Govt body draws up tough rules for SoE floatation
May 01, 2011 00:00:00
Mohammad Mufazzal
A government committee has drawn up 'strict' rules for floating of stakes in 21 state-owned enterprises, suggesting that the authorities must re-valuate the firms before their shares are put up for sale.
The four-member body led by SK Sur, an executive director of the Bangladesh Bank, has said the firms cannot be offloaded until their assets and liabilities are assessed by competent chartered accountant firms.
It submitted the suggestions to the finance ministry last week. The ministry, which has been pressing for quick floating of SOEs in an effort to stabilise the stock market, hasn't made any comments on the committee's advices.
The Securities and Exchange Commission formed the committee late last year after the finance minister vowed to expedite offloading of more SOE shares in the wake of one of the worst crashes in the capital market.

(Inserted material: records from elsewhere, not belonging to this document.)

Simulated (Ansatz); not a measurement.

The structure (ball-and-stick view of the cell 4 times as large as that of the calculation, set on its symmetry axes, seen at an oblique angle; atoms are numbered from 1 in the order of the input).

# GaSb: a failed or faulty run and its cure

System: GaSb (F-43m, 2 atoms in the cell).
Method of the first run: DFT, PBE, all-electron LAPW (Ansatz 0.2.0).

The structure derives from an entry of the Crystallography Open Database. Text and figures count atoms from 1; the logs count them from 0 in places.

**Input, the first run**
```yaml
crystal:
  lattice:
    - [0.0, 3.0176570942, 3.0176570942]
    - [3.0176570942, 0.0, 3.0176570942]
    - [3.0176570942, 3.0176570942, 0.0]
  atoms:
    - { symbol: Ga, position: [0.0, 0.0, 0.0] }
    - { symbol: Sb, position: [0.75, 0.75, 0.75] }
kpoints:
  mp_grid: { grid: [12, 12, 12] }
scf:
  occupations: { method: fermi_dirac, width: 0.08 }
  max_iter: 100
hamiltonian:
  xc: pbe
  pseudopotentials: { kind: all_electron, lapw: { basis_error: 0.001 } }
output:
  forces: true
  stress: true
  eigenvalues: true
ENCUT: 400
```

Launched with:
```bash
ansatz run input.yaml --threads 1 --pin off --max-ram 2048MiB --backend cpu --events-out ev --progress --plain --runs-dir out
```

The body has been tasked to formulate uniform rules, regulations and standards the government enterprises must adhere to in their efforts to raise funds from the stock market.
Official familiar with the issue said the committee has asked the government to follow Bangladesh Accounting Standards (BAS) and Bangladesh Financial Reporting Standards (BFRS) for valuation of the SOEs.
According to the suggested rules, a SoE's fixed assets will include land, plant and machinery, buildings, intangible assets, long-term investments, inter-company balances and other fixed assets including vehicles, computers, power generating and office equipments, furniture and fixtures.
The committee suggested that an audit firm or its partners should not be allowed to valuate a SoE if the firm or its partners hold any position in the government-owned company.
It said the valuation should be done by using definite and reliable reference prices and the SoEs' land must be valued on of the current market price. Plant and machinery will be re-valued on the basis of their remaining life.
SoEs' long-term and short-term investments, tax and contingent liabilities should also be valued complying with the BAS and the BFRS.
Unrealistic items should be cancelled out subject to the board of director's consent to re-value the SoEs' trade and payables.
In this case, law of limitations and Income Tax Act should be followed if the age of trade and other payables are more than three years.
The committee's regulation also said during the valuation the quasi equities and government liabilities should be separated from deposit against share.
A firm with a history of wrongdoings will not be allowed to do valuation until it completes tenure of punishment or penal.ty imposed under the securities or other laws.
A firm, which has been appointed as an auditor or actuary in a SoE for the next three years, including the current year, will not be allowed to work as a re-valuer for that SoE.